67% of US AI Data Centers Are Heading Rural — and Towns Are Resisting
Sixty-seven percent of planned US data centers are targeting rural land — a sharp reversal from the current geographic footprint, where 87% of existing centers sit in urban areas. Pew Research data, reported by the Financial Times, captures the scale of the pivot AI infrastructure buildout is now driving. The consequences are already visible at the town level: Archbald, Pennsylvania, a community of roughly 7,000, is facing six proposed data center campuses that collectively cover approximately 14% of the borough's total land area.
What the Source Actually Says
The Washington Post's April 26 investigation into Archbald provides the human frame for the Pew statistic. The borough — less than four square miles — has become an unlikely front in the tension between tech industry land demand and small-town planning authority. Six separate proposed campuses, if built, would collectively consume a land share that is visible at a glance on any map of the town. Residents have organized in opposition, citing concerns about noise, water consumption, power grid load, and the permanent conversion of open and productive land.
The FT's coverage of the Pew data adds the systemic dimension. The rural targeting trend is not accidental: land in rural areas costs less, power rates are lower, and large contiguous tracts are available where urban density makes them impossible. The gap between the existing infrastructure distribution (87% urban) and the planned pipeline (67% rural) signals an industry-wide calculation that rural sites represent scalable capacity in a way that urban land no longer can.

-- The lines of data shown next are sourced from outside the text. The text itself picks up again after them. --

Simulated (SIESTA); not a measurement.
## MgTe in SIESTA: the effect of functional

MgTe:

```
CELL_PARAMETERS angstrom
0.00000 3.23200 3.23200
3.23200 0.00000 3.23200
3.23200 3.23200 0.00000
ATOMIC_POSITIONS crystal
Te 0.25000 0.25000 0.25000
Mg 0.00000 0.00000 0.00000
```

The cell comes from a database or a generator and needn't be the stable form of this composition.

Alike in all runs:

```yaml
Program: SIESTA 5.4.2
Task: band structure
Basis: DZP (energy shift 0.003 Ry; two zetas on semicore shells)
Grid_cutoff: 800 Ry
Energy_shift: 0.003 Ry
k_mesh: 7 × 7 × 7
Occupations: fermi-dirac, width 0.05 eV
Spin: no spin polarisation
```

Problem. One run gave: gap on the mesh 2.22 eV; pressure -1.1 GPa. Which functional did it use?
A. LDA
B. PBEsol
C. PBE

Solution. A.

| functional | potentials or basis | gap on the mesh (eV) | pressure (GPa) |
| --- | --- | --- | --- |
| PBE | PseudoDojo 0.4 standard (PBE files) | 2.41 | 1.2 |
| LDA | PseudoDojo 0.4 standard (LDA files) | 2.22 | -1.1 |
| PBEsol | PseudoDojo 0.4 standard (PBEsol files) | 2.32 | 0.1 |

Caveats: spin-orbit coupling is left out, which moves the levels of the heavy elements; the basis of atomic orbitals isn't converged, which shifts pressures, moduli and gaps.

The resistance forming in places like Archbald represents a test of that calculation. Community opposition does not automatically stop projects, but it introduces permitting delays, political risk, and, in some jurisdictions, local referenda. Multiple rural counties have already enacted or proposed moratoriums on large-scale data center development.
Strategic Take
AI compute scale now depends as much on land-use politics as on capital and hardware. Teams planning infrastructure at scale should treat zoning boards, community approval timelines, and local elected officials as project risks on par with power procurement. Rural sites with existing community support, water rights, and favorable zoning are undervalued options in a market that is only beginning to discover how contested rural land can become.